ATG calls on banks to help combat “worrying” Sweden channelisation rates

ATG’s report estimated channelisation rates for gaming to be between 69%-82% in Sweden during Q4. This falls well behind the Swedish’s government’s target of 90% channelisation to legal operators.

The channelisation rate has fallen since the third quarter of 2023. ATG believes there is little sign of the trend being halted.

ATG found visitor traffic to unlicensed operators has increased tenfold since 2019. The research also highlights that out of 20 unlicensed sites with the highest Q4 visitor traffic, 19 shared the same platform providers as licensed operators.

Additionally, of the 20 black-market sites included in the report, none were on the Swedish regulator Spelinspektionen’s banned list.

“It is a very worrying development and our investigation shows that more still needs to be done to keep the unlicensed companies away,” ATG chief executive Hasse Lord Skarplöth stated. “Unlicensed gambling is the biggest threat to the Swedish gambling market and the vulnerable target group with gambling problems.”

ATG requests help from Sweden banks

players in sweden can STILL use bank accounts to deposit and withdraw for black market betting

Of the 20 unlicensed sites with the most Q4 traffic, seven of them offered direct deposit and withdrawal from a Swedish bank account. Black market players can use the identity verification company BankID with payments business Krofort.

Skarplöth has called upon banks in Sweden to halt such transactions, instead driving them towards the legal market.

“In the light of our report, it is absurd that the Swedish Gambling Authority and banks impose high anti-money laundering requirements on us licensed gambling companies while at the same time watching unlicensed gambling companies,” Skarplöth declared.

Europe’s black-market problem

While some European countries excel in channelisation, Germany and France are among those struggling with the black market.
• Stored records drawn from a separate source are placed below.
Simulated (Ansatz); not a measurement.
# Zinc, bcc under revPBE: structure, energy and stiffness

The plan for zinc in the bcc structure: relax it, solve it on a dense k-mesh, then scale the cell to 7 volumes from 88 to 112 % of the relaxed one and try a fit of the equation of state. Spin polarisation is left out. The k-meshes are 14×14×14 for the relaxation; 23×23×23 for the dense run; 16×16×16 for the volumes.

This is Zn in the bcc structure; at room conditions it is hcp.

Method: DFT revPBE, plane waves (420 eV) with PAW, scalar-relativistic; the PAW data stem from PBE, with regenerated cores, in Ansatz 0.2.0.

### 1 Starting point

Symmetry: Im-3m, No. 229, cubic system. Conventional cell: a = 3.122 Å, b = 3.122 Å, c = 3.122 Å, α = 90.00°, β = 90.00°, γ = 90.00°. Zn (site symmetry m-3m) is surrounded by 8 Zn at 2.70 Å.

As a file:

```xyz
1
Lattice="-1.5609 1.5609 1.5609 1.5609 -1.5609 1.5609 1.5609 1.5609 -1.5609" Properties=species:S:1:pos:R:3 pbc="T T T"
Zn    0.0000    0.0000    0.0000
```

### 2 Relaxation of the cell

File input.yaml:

A 2023 study from the University of Leipzig found that nearly half of all online gambling in Germany takes place with unlicensed operators.

The research estimated that three-quarters of online revenue in Germany is generated by the black market. As a result, hundreds of millions of euros in tax revenue are missed out on.

At a conference in October, it was said that Germany’s licensed operators are under more pressure from the black market than ever before.

In France, meanwhile, the country’s gambling regulator l’Autorité Nationale des Jeux (ANJ) estimated the illegal gambling market in the nation to be worth up to €1.5bn (£1.28bn/$1.62bn). This would account for more than 10% of the total wagered across the country each year.

The study, carried out by PwC, approximated the gross gaming revenue generated by illegal gambling is between €748m and €1.5bn. This would be responsible for between 5% and 11% of France’s total gambling market, which was worth a record €12.9bn in 2022.

ATG records rise in FY2023 net profit

Despite the concerns over channelisation rates in Sweden, ATG reported a 7.5% year-on-year rise in net profits to SEK1.45bn (£111.2m/€129.9m/$140.9m) for its 2023 financial year.

While total group revenue was marginally lower at SEK6.04bn, net gaming revenue edged up 0.9% to SEK5.27bn.

“I feel proud of the 2023 figures,” Skarplöth said. “ATG had growth when the total gambling market landed at plus or minus zero.”